My own relationship has faced its own issues, with two marital separations; I know from first-hand how miss-communication and miss-understanding can change a relationship for the worse, how listening is more powerful than speaking, and how the unspoken word can often bring a relationship closer or create distance from those you once loved.
His words of wisdom have stayed with me, and helped coach and guide people with marital problems spanning the globe both in a professional coaching environment and outside. His wisdom has saved marriages and contributed to something much bigger than those few words spoken back in 2006.
1. Listen in the present and avoid gauging them on the past - this is particularly difficult and requires forgiveness and control. It's important to understand that just as two people have different levels of skill within art, the same differences can be experienced within communication. Allow your partner to express themselves at their own pace, respect them to communicate with you at their own pace. Sometimes this requires more listening that it does speaking.
2. Does it need saying and will it affect the way they "experience" you - some things are best left not said. Sometimes emotions fuel negative conversations which result in something best left alone. How your partner connects with you very much relies on the experiences you have provided them in the past. These experiences can at times offer a reflection of how they are feeling so it's time to listen out and if struggling, offer a better daily experience.
3. Honest doesn't mean hurtful - there seems to be a miss-understanding with communication that to be honest means to say something in a way that is best could be interpreted a hurtful. Honesty is about communicating what is honest to you, what works for you and what doesn't, what inspires you to be better than you are and what doesn't. Being honest is essential when communicating with your loved one especially in the bedroom. Remember to respect; we each have our own ideals, values and just because you don't necessarily agree doesn't mean it's the truth in another view.

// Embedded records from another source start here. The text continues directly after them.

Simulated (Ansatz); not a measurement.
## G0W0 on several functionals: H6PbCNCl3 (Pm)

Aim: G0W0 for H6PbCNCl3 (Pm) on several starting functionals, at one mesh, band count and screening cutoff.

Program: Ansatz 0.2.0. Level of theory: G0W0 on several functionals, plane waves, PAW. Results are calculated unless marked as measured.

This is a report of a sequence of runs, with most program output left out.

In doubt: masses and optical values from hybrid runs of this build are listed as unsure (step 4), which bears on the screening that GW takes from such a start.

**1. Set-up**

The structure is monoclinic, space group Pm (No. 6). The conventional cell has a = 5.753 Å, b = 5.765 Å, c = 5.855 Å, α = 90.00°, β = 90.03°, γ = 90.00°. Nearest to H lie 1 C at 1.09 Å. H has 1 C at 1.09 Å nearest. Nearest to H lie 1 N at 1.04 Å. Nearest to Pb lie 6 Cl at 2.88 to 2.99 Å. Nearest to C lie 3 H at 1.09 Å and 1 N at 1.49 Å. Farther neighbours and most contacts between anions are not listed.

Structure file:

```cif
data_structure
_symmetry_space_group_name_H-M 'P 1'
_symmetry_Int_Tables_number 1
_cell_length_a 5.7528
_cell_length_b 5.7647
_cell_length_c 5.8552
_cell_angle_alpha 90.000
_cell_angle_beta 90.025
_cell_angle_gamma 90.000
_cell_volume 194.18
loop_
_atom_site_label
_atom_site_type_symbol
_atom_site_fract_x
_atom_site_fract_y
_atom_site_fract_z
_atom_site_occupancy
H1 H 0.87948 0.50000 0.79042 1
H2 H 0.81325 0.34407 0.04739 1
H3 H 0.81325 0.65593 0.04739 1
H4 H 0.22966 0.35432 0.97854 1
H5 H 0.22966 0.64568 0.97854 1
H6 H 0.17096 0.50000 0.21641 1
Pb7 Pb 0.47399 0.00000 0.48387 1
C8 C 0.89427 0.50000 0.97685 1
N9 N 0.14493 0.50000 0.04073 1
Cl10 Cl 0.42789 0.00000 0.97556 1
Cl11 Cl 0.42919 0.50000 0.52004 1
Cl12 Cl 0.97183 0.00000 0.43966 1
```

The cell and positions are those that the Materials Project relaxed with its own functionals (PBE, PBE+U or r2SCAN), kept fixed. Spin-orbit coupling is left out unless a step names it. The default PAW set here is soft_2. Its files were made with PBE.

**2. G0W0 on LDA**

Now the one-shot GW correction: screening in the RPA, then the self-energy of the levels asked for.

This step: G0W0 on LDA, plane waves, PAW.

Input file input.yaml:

4. Communication isn't just about what is said - nonverbal communication is considered to be at least 70% of how a person communicates. Listening to the needs and wishes of your partner goes beyond what is said. It's important to look out for those non-verbal keys that things either need discussing or can be left - be aware of your own nonverbal communication.
5. The past doesn't always mean the future - just because a topical conversation didn't pan out the way it should have in the past doesn't mean that it has to the same in the present moment. Start conversations with a fresh objective and a positive outcome; avoid judging the situation with the pre-empted stance. If you need, start the conversation with a positive statement about how you want the conversation to positively end.
6. No-one wins a conversation, you can only lose if you set out to win - quality communication is key when it comes to a lasting relationship, if winning is your objective when communicating with a loved one then you'll be the one in the long term who loses - you'll lose everything.
To summarise - communication is a skill, something that takes time to learn, as your relationship matures so should you, communicate both in and out of the bedroom. The better you communicate with a loved one, the easier intimacy can flow freely without restrictions and barriers.